28 Nov Epicurean Philosophy For Modern Life
Epicurus was a Greek philosopher dedicated to the study of happiness. If you’ve heard the term before you may associate Epicureanism with hedonistic pleasure, but this selfish search for satisfaction is not epicureanism at all. In fact Epicurean philosophy is a way of life that we could do well to learn from and I have found it to be wonderful reference in my everyday life.
Epicurus was a philosopher and a teacher and his study of happiness was carried out in school that he started in Athens. It was referenced to as the garden school and began this way, a group of friends meeting in the garden. In fact they all lived together too. It was an innovative communal living sort of arrangement where wealth and status were traded for quality of life.

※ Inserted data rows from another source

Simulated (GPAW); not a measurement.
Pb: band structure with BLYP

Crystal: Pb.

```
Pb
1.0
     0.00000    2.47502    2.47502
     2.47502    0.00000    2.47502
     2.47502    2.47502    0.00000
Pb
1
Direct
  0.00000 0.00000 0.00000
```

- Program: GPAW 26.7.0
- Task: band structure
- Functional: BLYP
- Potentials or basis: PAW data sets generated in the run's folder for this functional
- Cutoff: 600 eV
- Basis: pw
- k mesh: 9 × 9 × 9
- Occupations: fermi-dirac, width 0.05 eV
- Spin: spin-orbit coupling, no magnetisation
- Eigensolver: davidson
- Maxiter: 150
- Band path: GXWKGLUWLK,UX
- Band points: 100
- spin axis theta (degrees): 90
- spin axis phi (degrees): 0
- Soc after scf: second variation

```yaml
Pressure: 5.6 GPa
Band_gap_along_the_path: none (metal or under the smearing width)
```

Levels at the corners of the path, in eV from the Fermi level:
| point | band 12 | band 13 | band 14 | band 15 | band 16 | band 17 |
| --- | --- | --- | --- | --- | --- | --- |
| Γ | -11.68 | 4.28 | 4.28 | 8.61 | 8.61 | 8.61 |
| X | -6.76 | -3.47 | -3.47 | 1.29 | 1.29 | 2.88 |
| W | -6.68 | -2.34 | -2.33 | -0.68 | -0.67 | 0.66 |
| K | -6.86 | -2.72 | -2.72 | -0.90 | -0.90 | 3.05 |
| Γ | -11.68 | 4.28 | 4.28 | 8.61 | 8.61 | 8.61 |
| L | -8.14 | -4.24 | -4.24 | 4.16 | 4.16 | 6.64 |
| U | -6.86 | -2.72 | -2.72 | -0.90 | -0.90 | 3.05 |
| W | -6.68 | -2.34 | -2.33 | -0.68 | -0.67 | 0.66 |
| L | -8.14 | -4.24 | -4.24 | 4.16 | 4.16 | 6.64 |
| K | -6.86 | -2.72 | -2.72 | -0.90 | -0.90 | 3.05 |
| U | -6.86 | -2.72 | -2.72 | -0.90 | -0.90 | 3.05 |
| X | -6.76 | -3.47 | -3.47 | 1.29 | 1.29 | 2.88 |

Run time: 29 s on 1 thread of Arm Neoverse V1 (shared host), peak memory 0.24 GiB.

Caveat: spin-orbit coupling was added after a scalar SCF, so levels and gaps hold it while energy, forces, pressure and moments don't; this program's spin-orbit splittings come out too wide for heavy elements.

After many years of study Epicurus drew conclusions about the meaning of happiness.
We mus then meditate
on the things that make our happiness.
Seeing that when that it with us
it is all
and when that is absent
we do all to win it.
Epicurus believed that happiness was better shared, that pleasure was experienced in natural quantities and rather than seeking the maximum quantity of pleasure a truly fulfilled life was more about an appreciation of experience and shared in experiences with others.
Epicurean philosophy is about pleasure- pleasure as the absence of pain. A state without pain, discomfort or any kind of suffering. I believe that this sort of existence is our most natural state, and it is the state that we go back to when we get out of our own way. Like other Greek philosophers Epicurus also put a great value on virtue, temperance and moderation. He lived a very moderate life and valued his friends above all material possessions.
The objective of Epicurean philosophy is in essence happiness. Not the buoyant fleeting happiness we may associate with the word. We are talking about a deeper, richer sense of well-being. It’s called eudaimonia, this is the sort of growing happiness that keeps us rooted in the world.
A synopsis of the key points to an Epicurean lifestyle.
The Importance of Friendship
Unjaded by jealousies and social constructs, our friendships carry us though life. And in friendship we appreciate other human beings without judgements or inhibitions that come out of our insecurities. Like Epicurus I believe friendship to be one of the most important point to a happy life.
To Find Fulfillment in Your Work
To work for pleasure rather than money. Or better said to take pleasure in your contribution. In the end money is a construct, it is a system of exchange, and what are we exchanging really? Energy- time, focus, dedication- work. When looked at a little more metaphorically it is natural what we should look for a sense of fulfillment in our work.
Peace Of Mind
The conclusion Epicureus came to was the peace of mind was found where it began. In the mind.
To find this peace of mind takes introspection. Reading, writing, and reflecting. Spending time in stillness. Spending time with oneself. It reminds me a lot of the creative state of flow. Flow is another way to let go of your mind, but rather than through sedentary meditation it is found in the time spent making things. I’ll link my post on Entering A Creative Flow if you’re interested.
Epicureanism vs Stoicism
Stoicism is one of my other favorite philosophies, and although they have many paralelles the refferences are very different. Seneca and Marcus Aurelius are very different to Epicureus and I would love to dedicate a post to each of them. Leave a comment if that’s something you would be intrigued to read about and I’ve move it up my to do list so to speak.
Eros and Psyche
Another of my favorite Greek mythologies the story of Eros and Psyche is a metaphor, a timeless tale I think it captures the essence of Epicurean philosophy.
For if soul is psyche and love is eros then this classic greek mythology shows us what Epicurus was looking for. How to value pleasure of experience, how to give it soul.
Epicureanism In Modern Society
For me Epicurean philosophy is about honoring the senses. The tastes, the textures, the sounds and smells connect us to the pleasure of everyday life. There is a magic ritualistic essence to preparing breakfast well, and a meditative quality to listen, be it the sound of the wind through the leaves or the smell of a sudden downpour. Epicurean philosophy calls us to appreciate these details. To give our surroundings feel the pleasures of life more closely.